2019 - 2020 Back

  • Date : 2019-10-23

    Time : 19:00 - 21:00

    Speaker : Mr. Mike Chinoy

    Affiliation : Hong Kong America Center & Universities Service Center for China Studies

    Venue : Lecture Theatre 3, Lee Shau Kee Building, CUHK

Assignment China

The Hong Kong-America Center is organizing a film screening series “Assignment China”. The second session will screen the documentary “China Watching” produced and directed by Mike Chinoy.

Date: 23 October 2019 (Wed)
Time: 7 - 9 PM
Venue: Lecture Theatre 3, Lee Shau Kee Building, CUHK
Language: English
Post-screening Q&A with Mike Chinoy.

About the Film Series
From the barriers of language, culture and politics, to the logistical challenges of war, revolution, isolation, internal upheaval, government restrictions and changing technology, covering China has been one of the most difficult of journalistic assignments. It’s also one of the most important. For decades, what American and Western correspondents have reported about China has profoundly influenced international views of the country, and the policies of many Westerns governments.

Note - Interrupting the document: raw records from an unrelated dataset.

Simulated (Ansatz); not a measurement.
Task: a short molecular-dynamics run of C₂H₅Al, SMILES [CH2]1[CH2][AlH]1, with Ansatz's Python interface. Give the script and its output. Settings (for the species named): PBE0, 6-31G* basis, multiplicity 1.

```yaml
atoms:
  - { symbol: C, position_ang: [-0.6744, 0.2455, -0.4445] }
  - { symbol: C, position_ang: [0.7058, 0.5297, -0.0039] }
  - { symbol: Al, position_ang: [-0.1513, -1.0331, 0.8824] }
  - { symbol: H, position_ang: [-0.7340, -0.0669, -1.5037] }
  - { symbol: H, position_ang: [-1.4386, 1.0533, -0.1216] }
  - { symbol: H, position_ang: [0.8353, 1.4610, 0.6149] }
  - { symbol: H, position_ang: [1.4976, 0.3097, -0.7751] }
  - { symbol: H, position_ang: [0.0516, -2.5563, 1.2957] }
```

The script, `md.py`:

To explore this issue, the U.S.-China Institute at the University of Southern California produced a 12-part documentary film series for on the history of American correspondents in China from 1945 to the present day. Written and narrated by former CNN Beijing Bureau Chief and Senior Asia Correspondent Mike Chinoy, Assignment China is a vivid introduction to 70 years of political, economic and social change through the eye of the reporters who covered the country.

Mike Chinoy

Mike Chinoy was a foreign correspondent for more than 30 years. He served as CNN’s bureau chief in Beijing and Hong Kong, and as Senior Asia Correspondent. After leaving CNN, he was a Senior fellow the Pacific Council on International Policy in Los Angeles. He is currently a Non-Resident Senior fellow at the University of Southern California’s US-China Institute.
He has written four books - China Live: People Power and the Television Revolution (1999), Meltdown: The Inside Story of the North Korean Nuclear Crisis (2008), The Last POW (2014) and the forthcoming Are You With Me? Kevin Boyle and the Rise of the Human Rights Movement.

China Watching ( Oct 23 )
China Watching is the term used to describe how reporters, diplomats, and others sought to understand China during a time when they were unable to visit the country. After Mao Zedong and the Chinese Communist came to power on October 1, 1949 most American journalists and others working for U.S. news organizations left China. The U.S. did not recognize the new government, U.S. diplomatic posts were closed and China generally did not welcome journalists from western countries. Over the next two decades, few journalists were able to report from inside China for U.S. news organizations. Those who did get in, by virtue of not being U.S. citizens or through special invitation, were closely monitored. Most American reporting, however, on China was done from the “listening post” of Hong Kong, which, well before it became Asia’s business center, was the world’s most important location for trying to understand developments in mainland China.